Union front group to launch P.R. blitz
They’re ba-ack. Nevadans for Nevada, the political action committee previously dedicated to derailing tax-restraint initiatives, is launching its most public — and least honest — campaign to date.
The ambiguously named bunch is not an umbrella for centrists. It’s a front for the biggest public employee unions in Nevada. Its mission: to convince you that government workers need not partake in the sacrifice Gov. Brian Sandoval called for Monday in his first State of the State address.
The unions, accustomed to having their membership’s compensation (and dues) grow every year regardless of economic conditions, hate the idea of pay cuts and pension reforms. They’ll pull out all the stops to prevent future government hires from being moved into a defined-contribution, 401(k)-style retirement plan. And the prospect of banning collective bargaining for municipal and county workers? That’s a hill to die for.
So Nevadans for Nevada is raising big bucks to pay for a P.R. blitz touting the plight of vulnerable public servants.
Only this time Nevadans for Nevada is not making its case to a judge, as it did in knocking down the Tax and Spending Control petition brought by then-state Sen. Bob Beers in 2006, and the Proposition 13-style initiative backed by the GOP’s Sharron Angle in 2007. This fight will take place exclusively in the court of public opinion, where suffering taxpayers are wiser to the fact that public employees have it much better than the people who pay their salaries and benefits.
Because of that dynamic, don’t expect the ads to be beacons of truth and transparency. They’ll be designed to divert and deceive, to stoke fear and resentment, and to make you think lawmakers are considering false choices. And they certainly won’t say, "Paid for by public employee unions."
That Nevada unions are taking such a dramatic and expensive step is proof that austerity-imposing reforms have a very good chance of clearing the 2011 Legislature and getting Gov. Sandoval’s signature. Make no mistake, Nevada must rein in the personnel costs of all governments before their expanding payrolls make it impossible to provide adequate services. The multibillion-dollar unfunded liabilities of the state’s pension system and retiree health care benefits threaten to bankrupt Nevada all by themselves.
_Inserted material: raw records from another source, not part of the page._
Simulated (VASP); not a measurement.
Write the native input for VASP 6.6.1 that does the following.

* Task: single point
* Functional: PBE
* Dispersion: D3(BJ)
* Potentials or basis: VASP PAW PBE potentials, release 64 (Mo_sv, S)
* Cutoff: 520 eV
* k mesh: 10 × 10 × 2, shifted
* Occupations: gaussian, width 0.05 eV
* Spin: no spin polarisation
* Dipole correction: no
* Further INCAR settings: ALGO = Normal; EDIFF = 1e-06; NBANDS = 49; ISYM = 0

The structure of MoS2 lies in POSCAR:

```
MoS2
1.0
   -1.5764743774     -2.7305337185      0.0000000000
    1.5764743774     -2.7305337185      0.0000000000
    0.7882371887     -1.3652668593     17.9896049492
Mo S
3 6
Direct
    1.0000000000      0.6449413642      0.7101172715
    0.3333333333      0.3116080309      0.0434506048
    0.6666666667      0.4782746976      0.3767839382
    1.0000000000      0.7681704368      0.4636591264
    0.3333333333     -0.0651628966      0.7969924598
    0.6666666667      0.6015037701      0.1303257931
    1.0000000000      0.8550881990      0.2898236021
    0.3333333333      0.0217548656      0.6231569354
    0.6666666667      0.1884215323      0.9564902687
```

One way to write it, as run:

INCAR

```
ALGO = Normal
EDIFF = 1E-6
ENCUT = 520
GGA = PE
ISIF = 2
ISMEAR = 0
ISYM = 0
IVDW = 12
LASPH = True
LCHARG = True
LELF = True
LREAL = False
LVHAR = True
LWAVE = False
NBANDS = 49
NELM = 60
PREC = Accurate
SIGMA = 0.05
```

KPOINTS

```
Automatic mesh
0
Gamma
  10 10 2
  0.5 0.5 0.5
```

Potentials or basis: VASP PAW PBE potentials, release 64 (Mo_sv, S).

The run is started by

The mailers you’ll get won’t mention that most public employees get COLAs and "step" raises just for sticking around another year, then "longevity" pay when those steps phase out. The ads won’t show a public employee "retiring" in his 50s to begin collecting a six-figure pension, then taking another high-paying government job in another state. They won’t show a worker’s $100,000 parting check, paying out decades of unused sick leave. They won’t mention that Nevada’s government workers don’t pay Social Security, meaning they get to take home more of their income than you do.
The issue will transcend the 2011 Legislature and become a focus of elections in 2012 — from Nevada to New Jersey, from legislative races to the presidency. Public employee unions have become the Democratic Party’s biggest donors and most powerful constituency. Indeed, government unions all but run the party. If Democrats try to raise taxes here and elsewhere on struggling businesses and working-class folks to protect the best-paid sector of the work force, they’ll lose all credibility with voters — and pay for it next year.
No one is asking public employees to move into the poor house. No one wants mass layoffs in the state with the country’s highest unemployment rate. The private sector merely wants paycheck parity with the public sector. That’s a reasonable, mainstream sentiment.
The nonsense that will be put forward by Nevadans for Nevada? Not so much.